Saturday, October 24, 2009

Cold Souls

In trying to catch up with current releases, I feel as if I'm on two tracks---one for the mainstream Hollywood movies, and the other for the indie releases. The latter are somewhat harder in that they often play only in arthouses, and stay only for a week or two before the print gets shipped out to the next arthouse.

Very quickly I noticed that the two northern Colorado arthouses---the Lyric Cafe Cinema in Fort Collins and the Kress Lounge in Greeley---tend to trade prints. That is, if a movie is showing at the Lyric, it will often move over to the Kress afterwards, and vice versa. This allowed me to be a little lazier than I would have otherwise been, a year ago, when we only had the Lyric.

Cold Souls had been showing in the Lyric when I got back into town, so of course I waited until it migrated over to the Kress (which I visited two weeks ago and liked very much). Of course I waited until late in the week, until I found out that it had only two days left. I combined this with the trip to the Greeley Mall to see Pandorum to make it a two-fer in Greeley on Wednesday.

Cold Souls turns out to be a fun movie with an original concept that kept my interest throughout. I recommend it for everyone.

It stars Paul Giamatti as a fictionalized version of himself. At beginning of the story, he is struggling through a rehearsal as the title character in an off-Broadway production of Uncle Vanya by Chekhov.

The Russian aspect here is important. Much of the movie actually takes place in, and was shot in, St. Petersburg. It's almost as if this is an absurdist and self-aware adaptation of Chekhov, using the play as a starting place for telling a modern science fiction story that attempts to convey the sentiment of 19th Century Russia.

And indeed it is absurd. Paul, weighed down by his soul, discovers that there is a business in Manhattan that will extract one's soul and store it in a secure vault. Moreover, one can "rent" souls, having them temporarily installed inside your body. It turns out many of these rented souls are from a black market that goes back to Russia. Russian souls, it seems, are in demand.

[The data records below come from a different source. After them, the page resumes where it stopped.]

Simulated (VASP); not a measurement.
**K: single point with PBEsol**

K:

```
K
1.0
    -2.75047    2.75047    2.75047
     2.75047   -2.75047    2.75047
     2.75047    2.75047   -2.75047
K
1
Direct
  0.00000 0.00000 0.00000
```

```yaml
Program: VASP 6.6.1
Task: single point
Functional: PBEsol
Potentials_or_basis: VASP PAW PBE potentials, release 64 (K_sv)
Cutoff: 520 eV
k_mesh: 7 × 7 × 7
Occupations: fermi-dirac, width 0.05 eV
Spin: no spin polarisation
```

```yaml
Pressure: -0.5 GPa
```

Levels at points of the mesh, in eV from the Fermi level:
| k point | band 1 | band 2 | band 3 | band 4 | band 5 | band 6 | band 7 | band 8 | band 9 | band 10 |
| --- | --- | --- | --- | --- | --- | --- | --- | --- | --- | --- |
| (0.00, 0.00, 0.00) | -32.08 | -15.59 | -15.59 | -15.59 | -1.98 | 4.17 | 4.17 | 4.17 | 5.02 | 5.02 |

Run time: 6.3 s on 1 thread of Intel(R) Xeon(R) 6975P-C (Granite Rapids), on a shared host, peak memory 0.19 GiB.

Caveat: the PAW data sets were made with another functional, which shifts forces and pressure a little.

My favorite line of the movie is when one of the Russian black marketeers suggests selling American souls to Russians. "Who would want an American soul?" I burst out laughing in the theater.

Underneath all this absurdity is fairly standard structure that makes the movie work in an emotional sense. To wit, the tension of the narrative arises in part from the fact that Paul keeps all this soul-exhanging a secret from his wife. This leads to a husband-wife breach. To heal the breach, and resolve the narrative, Paul must come clean with wife and reconnect with her.

But you wouldn't even notice this unless you're a Classicist like me, looking for such things. Movies like this work well when the absurd comedy is on the surface, and such themes are woven in seemlessly so that they seem just a natural part of the story.